0

In the GWT tutorial where you build a stock watcher there is this regex expression to check if an input is valid:

if (!symbol.matches("^[0-9A-Z\\.]{1,10}$"))

Which allows inputs between 1 and 10 chars that are numbers, letters, or dots.

The part that confuses me is the \\.

I interpret this as escaped backslash \\ and then a . which stands for any character. And I thought the correct expression would be \. to escape the dot but doing this results in a regex error in eclipse Invalid escape sequence.

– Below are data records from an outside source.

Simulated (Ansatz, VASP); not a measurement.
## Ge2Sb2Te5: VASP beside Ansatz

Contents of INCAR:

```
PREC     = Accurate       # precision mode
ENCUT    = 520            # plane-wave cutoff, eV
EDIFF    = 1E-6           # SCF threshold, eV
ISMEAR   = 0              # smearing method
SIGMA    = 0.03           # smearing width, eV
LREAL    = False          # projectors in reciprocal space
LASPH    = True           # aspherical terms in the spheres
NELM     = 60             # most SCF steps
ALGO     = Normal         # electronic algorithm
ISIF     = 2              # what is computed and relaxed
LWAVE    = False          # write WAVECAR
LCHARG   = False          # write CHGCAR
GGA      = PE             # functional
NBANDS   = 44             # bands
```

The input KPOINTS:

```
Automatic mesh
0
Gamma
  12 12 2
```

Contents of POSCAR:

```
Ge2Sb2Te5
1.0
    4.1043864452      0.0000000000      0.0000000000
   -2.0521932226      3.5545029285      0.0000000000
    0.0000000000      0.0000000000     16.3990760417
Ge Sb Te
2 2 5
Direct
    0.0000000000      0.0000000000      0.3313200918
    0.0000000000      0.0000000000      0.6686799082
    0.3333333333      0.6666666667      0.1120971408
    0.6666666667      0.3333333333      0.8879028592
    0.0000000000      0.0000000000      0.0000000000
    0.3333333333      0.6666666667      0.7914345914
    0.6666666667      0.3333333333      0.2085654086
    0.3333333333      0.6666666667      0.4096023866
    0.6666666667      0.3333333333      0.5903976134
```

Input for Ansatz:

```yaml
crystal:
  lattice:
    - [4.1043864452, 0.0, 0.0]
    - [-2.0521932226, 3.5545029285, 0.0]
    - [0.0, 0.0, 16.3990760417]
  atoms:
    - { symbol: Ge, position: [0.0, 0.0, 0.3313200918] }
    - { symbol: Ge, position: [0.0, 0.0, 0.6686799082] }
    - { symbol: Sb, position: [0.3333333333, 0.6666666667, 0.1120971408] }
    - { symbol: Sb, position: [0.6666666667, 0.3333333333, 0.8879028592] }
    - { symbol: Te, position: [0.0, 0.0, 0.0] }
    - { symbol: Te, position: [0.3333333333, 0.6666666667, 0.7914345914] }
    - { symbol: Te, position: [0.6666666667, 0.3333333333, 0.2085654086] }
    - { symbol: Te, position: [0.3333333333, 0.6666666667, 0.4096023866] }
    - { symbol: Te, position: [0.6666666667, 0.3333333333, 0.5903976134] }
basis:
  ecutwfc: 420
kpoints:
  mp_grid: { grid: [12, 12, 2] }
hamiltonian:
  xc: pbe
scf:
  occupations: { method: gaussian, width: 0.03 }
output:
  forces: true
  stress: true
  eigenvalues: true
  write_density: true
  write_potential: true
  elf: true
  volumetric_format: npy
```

Am I missing the obvious here?

Philipp
  • 2,376
  • 5
  • 29
  • 47
  • 2
    It's a string literal - you want a backslash in the actual string, so you need to escape that for a normal Java string literal. Ignore the regex aspect: just `String x = "\.";` isn't valid Java code. – Jon Skeet Nov 14 '16 at 11:26
  • At least related: http://stackoverflow.com/questions/18503280/how-to-represent-backslash – T.J. Crowder Nov 14 '16 at 11:27
  • Oh... OK, kind of obvious. Thanks! – Philipp Nov 14 '16 at 11:28
  • 1
    You do not need to escape the dot in the character class at all. Escape it or not, it will match a literal dot. There is just no escape sequence as `\.`. And this thread is about the same issue: [`Java doesn't work with regex \s, says: invalid escape sequence`](http://stackoverflow.com/questions/2733255/java-doesnt-work-with-regex-s-says-invalid-escape-sequence). – Wiktor Stribiżew Nov 14 '16 at 11:28
  • `\\.` is **not** an escaped backslash followed by a colon. As the others have mentioned, Java needs to escape backslash in Strings, so this is equivalent to `\.` as Regex. If you want to have an escaped backslash in Regex, you'd have to write it like this: `\\\\.` where each `\\ ` represents one backslash in the Regex. – QBrute Nov 14 '16 at 12:12

2 Answers2

4

This is one of the hassles of regular expressions in Java. That \\ is not an escaped backslash at the regex level, just at the string level.

This string:

"^[0-9A-Z\\.]{1,10}$"

Defines this regular expression:

^[0-9A-Z\.]{1,10}$

...because the escape is consumed by the string literal.

T.J. Crowder
  • 1,031,962
  • 187
  • 1,923
  • 1,875
1

\ is the escape symbol in a Java String Literal. For instance the newline character is written as \n. In order to place a normal \ in a Java string, this is done by using \\.

So your Java String literal (string in the code): "^[0-9A-Z\\.]{1,10}$" is the actual string used for the regular expression "^[0-9A-Z\.]{1,10}$" (with a single slash). So as you expected this is \. in the regular expression.

Thirler
  • 20,239
  • 14
  • 63
  • 92